Will Collins (Song of the Sea) wrote the Wolfwalkers screenplay based on their story, which is set in 1650 Kilkenny and follows a young English girl named Robyn, whose father is forced to hunt wolves by the authoritarian Lord Protector, based on Cromwell. She befriends a girl named Mebh, who is part of a tribe rumored to morph into wolves at night.
Thematically, the story expanded beyond initial issues of animal rights, species extinction and habitat destruction. Says Moore, “We started talking about the polarization we still live with to some extent today in Ireland and that we see all over the world, where people who have a lot in common and have everything to fight for together tend to lose empathy because of authoritarian rulers and tradition teaching them the ‘other’ are to be feared.”

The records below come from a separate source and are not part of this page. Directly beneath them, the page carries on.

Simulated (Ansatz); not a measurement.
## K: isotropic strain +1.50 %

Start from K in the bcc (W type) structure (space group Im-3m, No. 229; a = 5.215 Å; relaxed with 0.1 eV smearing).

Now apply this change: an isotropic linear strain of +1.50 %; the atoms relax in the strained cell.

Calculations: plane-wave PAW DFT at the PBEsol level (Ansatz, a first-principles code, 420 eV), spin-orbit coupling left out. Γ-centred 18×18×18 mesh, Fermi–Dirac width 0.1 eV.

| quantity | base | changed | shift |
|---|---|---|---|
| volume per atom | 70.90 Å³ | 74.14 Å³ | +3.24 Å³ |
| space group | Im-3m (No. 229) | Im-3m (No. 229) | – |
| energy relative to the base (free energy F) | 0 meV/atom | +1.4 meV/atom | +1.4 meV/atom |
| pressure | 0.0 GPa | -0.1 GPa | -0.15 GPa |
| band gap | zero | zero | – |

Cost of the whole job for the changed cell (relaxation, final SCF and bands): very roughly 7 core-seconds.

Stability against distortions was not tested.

The expressive visual language of the hand-drawn film reflects contrasting societies. The young Robyn lives in a town, controlled by the Lord Protector, that she finds to be something of a cage, so the visuals were designed to reinforce that. “We referenced 17th century woodcuts from the time, which were very oppressed, angular and quite rough and almost savage,” Stewart says. “Thankfully, we had printmakers here in the studio that would help us achieve that look, and then to contrast with that, the look of the forest had to be as free and energetic and immersive and just colorful and wild as possible. We had a lot of very sketchy lines and then very loose coloring underneath like watercolor painting, just almost impressionistic.”
Robyn’s and Mebh’s character designs also reflect the two styles: “Robyn is quite angular, and she almost is made up of segmented pieces. There are a lot of straight lines. There are a lot of divisions within her because she comes from that place of Cromwell society. Mebh, in contrast, is all curves, is all kind of fancy shapes, is very stocky, and it shows how wild and instinctive she is.”